B-Tree Internals: Page Splits, Fill Factors, and Write Amplification
B-Tree Internals: Page Splits, Fill Factors, and Write Amplification
The Black Box
You create an index on a column. PostgreSQL builds a B-Tree. Queries on that column become fast. You add more indexes to speed up other queries. Writes slow down. The DBA mentions “write amplification” and “page splits.” These are not abstract concepts. They are physical events happening on disk, and they determine whether your write-heavy ingestion pipeline meets its throughput target.
The Mechanism
A PostgreSQL B-Tree stores data in 8KB pages. Each page has a fixed layout:
- Page header (24 bytes): page LSN, checksum, flags, free space pointer
- Item pointer array: fixed-size entries pointing to the actual tuples within the page
- Tuples: the indexed key values and their pointers to the heap (table) row
A leaf page in a B-Tree index on package_id (a VARCHAR(12)) can hold approximately 300-400 entries, depending on alignment and padding. An internal page holds slightly more, because it stores only keys and child page pointers, not heap pointers.
Page Split Mechanics
When an INSERT adds a new key to a leaf page that is already full:
- PostgreSQL allocates a new page.
- It moves approximately half the entries from the full page to the new page.
- It inserts a pointer to the new page in the parent internal page.
- If the parent is also full, the split cascades upward.
- If the root page splits, a new root is created, increasing the tree depth by one.
Each of these operations generates WAL records. A single page split that cascades to the parent produces 4-6 WAL writes: the original leaf modification, the new leaf page, the parent modification, and possibly more if the cascade continues.
-- Concept: observing page splits via pg_stat_user_indexes
-- Monitor split activity during a bulk insert
SELECT indexrelname, idx_scan, idx_tup_read, idx_tup_fetch, pg_relation_size(indexrelid) as index_size
FROM pg_stat_user_indexes
WHERE schemaname = 'public' AND relname = 'package_events';
-- Before bulk insert:
-- indexrelname | index_size
-- idx_package_events_package_id | 224698368 (214 MB)
-- After inserting 1 million new events:
-- indexrelname | index_size
-- idx_package_events_package_id | 247463936 (236 MB)
-- The index grew 22 MB for 1 million new rows.
-- Each row's package_id is ~12 bytes. 1M * 12 bytes = 12 MB of raw key data.
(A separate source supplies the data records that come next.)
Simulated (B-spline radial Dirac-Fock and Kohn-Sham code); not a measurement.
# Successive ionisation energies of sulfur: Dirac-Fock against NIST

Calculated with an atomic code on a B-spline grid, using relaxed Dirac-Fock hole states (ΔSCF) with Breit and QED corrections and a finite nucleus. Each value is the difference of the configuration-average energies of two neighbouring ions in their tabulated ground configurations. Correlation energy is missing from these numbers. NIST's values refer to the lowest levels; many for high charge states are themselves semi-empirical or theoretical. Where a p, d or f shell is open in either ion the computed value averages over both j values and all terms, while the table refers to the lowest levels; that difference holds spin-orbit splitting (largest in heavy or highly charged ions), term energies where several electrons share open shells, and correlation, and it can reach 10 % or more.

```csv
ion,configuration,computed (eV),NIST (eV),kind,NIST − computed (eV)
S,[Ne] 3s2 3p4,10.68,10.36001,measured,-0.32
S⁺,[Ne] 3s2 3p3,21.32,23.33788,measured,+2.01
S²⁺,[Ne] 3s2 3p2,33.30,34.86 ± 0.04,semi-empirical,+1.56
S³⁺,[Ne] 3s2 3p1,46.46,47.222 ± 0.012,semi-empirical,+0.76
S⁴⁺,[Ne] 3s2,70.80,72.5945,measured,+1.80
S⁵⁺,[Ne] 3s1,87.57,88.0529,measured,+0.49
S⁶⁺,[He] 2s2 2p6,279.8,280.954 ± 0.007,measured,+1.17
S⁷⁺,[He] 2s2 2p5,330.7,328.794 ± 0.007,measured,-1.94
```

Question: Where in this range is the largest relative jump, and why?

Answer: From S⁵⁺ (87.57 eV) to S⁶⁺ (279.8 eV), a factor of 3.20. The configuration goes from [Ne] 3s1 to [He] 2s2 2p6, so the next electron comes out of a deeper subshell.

-- The additional 10 MB is overhead: page headers, item pointers, free space
-- from page splits (pages are split at roughly 50% full).
Fill Factor
The fillfactor storage parameter controls how full PostgreSQL fills each leaf page during index creation and bulk inserts. The default for B-Tree indexes is 90%.
-- Concept: fill factor tradeoff
-- Lower fill factor = more free space per page = fewer splits during inserts
-- Higher fill factor = denser pages = fewer pages to read during scans
-- For a write-heavy table (package events arriving constantly):
CREATE INDEX idx_package_events_package_id
ON package_events (package_id)
WITH (fillfactor = 70);
-- For a read-heavy, rarely-updated lookup table (warehouse locations):
CREATE INDEX idx_warehouses_code
ON warehouses (warehouse_code)
WITH (fillfactor = 100);
A fillfactor of 70 leaves 30% free space in each leaf page. This space absorbs new inserts without triggering page splits, at the cost of reading more pages for range scans (because fewer keys fit per page). A fillfactor of 100 packs pages tight, minimizing the number of pages read during scans, but every insert into a full page triggers a split.
The Observable Consequence
Write amplification is the ratio of bytes written to persistent media versus bytes of logical data inserted. For a table with $k$ indexes, each INSERT generates:
- 1 heap page write (the table row)
- $k$ index page writes (one per index)
- 1 WAL record per heap write
- 1 WAL record per index write
- Additional WAL records for any page splits
A logistics platform’s package_events table with 3 indexes (on package_id, timestamp, and warehouse_id) has a write amplification of at least 4x for the data pages alone, plus the WAL records that double it to roughly 8x. This means a logical write of 200 bytes generates approximately 1,600 bytes of I/O.
At 2,000 events per minute, this is negligible. At 200,000 events per minute, the disk I/O from write amplification becomes the bottleneck before the CPU does.
The Decision Rule
Keep fillfactor at 90 (the default) for tables with a mix of reads and writes. Lower it to 70-80 for tables with heavy insert activity on indexed columns where the keys are not sequential (UUIDs, hash values). Raise it to 100 for lookup tables that are loaded once and queried many times.
If write amplification from indexes is your bottleneck, reduce the number of indexes rather than tuning fillfactor. Every index removed eliminates one page write and one WAL record per insert. This is a larger gain than any fillfactor adjustment.